I wanted to have a very open and transparent way to fix a price for the customer. The idea is you can’t get the record cheaper for a decent quality in Europe. I hope that people understand this system. I saw some discussion on Internet in which digger’s were discussing how they could come to the shop and to check, put the records for sale on Discogs at a cheap price in order to get a cheaper price from us. I think it would be filthy but whatever…

People are always searching for things cheaper, and records shops are always to sell more expensive things. These are two opposite movements I want to avoid. I don’t want to bargain with people about which records they can find cheaper in this place or this place. In the end, it turns to be the buyer vs. the seller.

You would never go to the supermarket to trying to hustle with the cashier: “This yogurt, I can give you 70 cents for it!”. If you had a street full of supermarket, and everybody would be selling this Yoghurt for 70 cents, and one would try to sell it for 1,20 it would also not work. Nowadays, we are facing this situation with the vinyl market speculation on the old and new. Everybody is always trying to bargain. I think we are trying to work against that. You should be going out with a smile and not with the feeling to escape of a hostile situation or swim with the sharks.

– How did you choose your team?

 Working at a record shop is not a career because you can’t work here and expect a high perspective of evolution. It should not be in your mind to work in a record shop for the rest of your life. It’s more about making contacts and first of all expanding your own knowledge and hanging out in a friendly environment rather than flipping burgers at McDonalds. At the moment, we are expanding our team but we are looking for people that are truly participating in this music scene, creating their own footprint and need to pay their rent somehow, helping them to develop their own career with providing a bit of security. Access to records is always nice, and you can sharpen your musical profile. We are also looking for nice people, with who we can spend good time especially when we interact all together every day. You need to be a happy person. You have to make people feel happy.

Sometimes I see people coming and they’re looking a bit scared. It takes some energy to let them feel comfortable. If you have to do that 40 times a day, you can imagine that it takes a lot of energy. You have to do the same also with the people who come 15 minutes before the shop closes. It’s important to not be this crab, closed in its own little shell standing behind the counter and not even paying attention to the customers.

– So, in addition this friendly posture to make people feel comfortable, what makes a good seller?

It is something I am thinking about these days, selling more records is a very delicate things. I saw people in other record shops around Europe going to customers saying: “You should have this!” “This is a good record” “You should take this” “Come on, It will be sold out soon” “Pick this, and this”…

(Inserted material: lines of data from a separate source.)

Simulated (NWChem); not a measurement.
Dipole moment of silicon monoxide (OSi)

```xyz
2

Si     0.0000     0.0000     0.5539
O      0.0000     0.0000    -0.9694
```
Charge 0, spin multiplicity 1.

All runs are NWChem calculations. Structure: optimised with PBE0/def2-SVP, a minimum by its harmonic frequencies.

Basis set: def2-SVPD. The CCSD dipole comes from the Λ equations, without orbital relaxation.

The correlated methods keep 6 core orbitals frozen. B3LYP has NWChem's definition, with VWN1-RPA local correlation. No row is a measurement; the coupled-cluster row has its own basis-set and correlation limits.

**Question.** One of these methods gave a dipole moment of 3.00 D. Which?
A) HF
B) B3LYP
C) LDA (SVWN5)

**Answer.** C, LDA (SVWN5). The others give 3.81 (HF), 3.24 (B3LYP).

I want to avoid this view as much as possible because people should find their own records. I think the only way to expand your own musical knowledge considerably is by learning how to decide for yourself to build your own taste. It also happens by taking wrong decisions. It’s also part of it to buy the wrong records, it learns you what you don’t like and after you’ll be able to target easily what you like. I think the selling  thing is something I am still learning and thinking about. You ask the customer, what are you listening to, what do you like and then I can pick a bundle of 50 records for you and from there we can go on but seriously it should not be about emotionally pushing people to buy records. It’s against the mindset of the shop.

The records sell itself; it’s not me or the sellers doing the work its the artists and their music selling to the customers. It does not mean that there is bad music or that you don’t have a taste. There is a big misconception about what taste is. When I look for example to my grandmother, she listens to german schlager music, not at all sophisticated, like Bavarian march but when I see here listening to this and how her eyes are looking and how she is smiling on the beat, it’s something I don’t get. It’s my inability to understand her emotions coming from this sound. It’s my default. Taste should not narrow you in, but open you. You can see it in every persons life. You can have a punk phase maybe sooner in life you will be only about Jazz, and when you are 60, you’ll dedicate it to classical music. It’s a cycle of perception. It’s easy to be arrogant about music quality and musical emotion you can have from the music.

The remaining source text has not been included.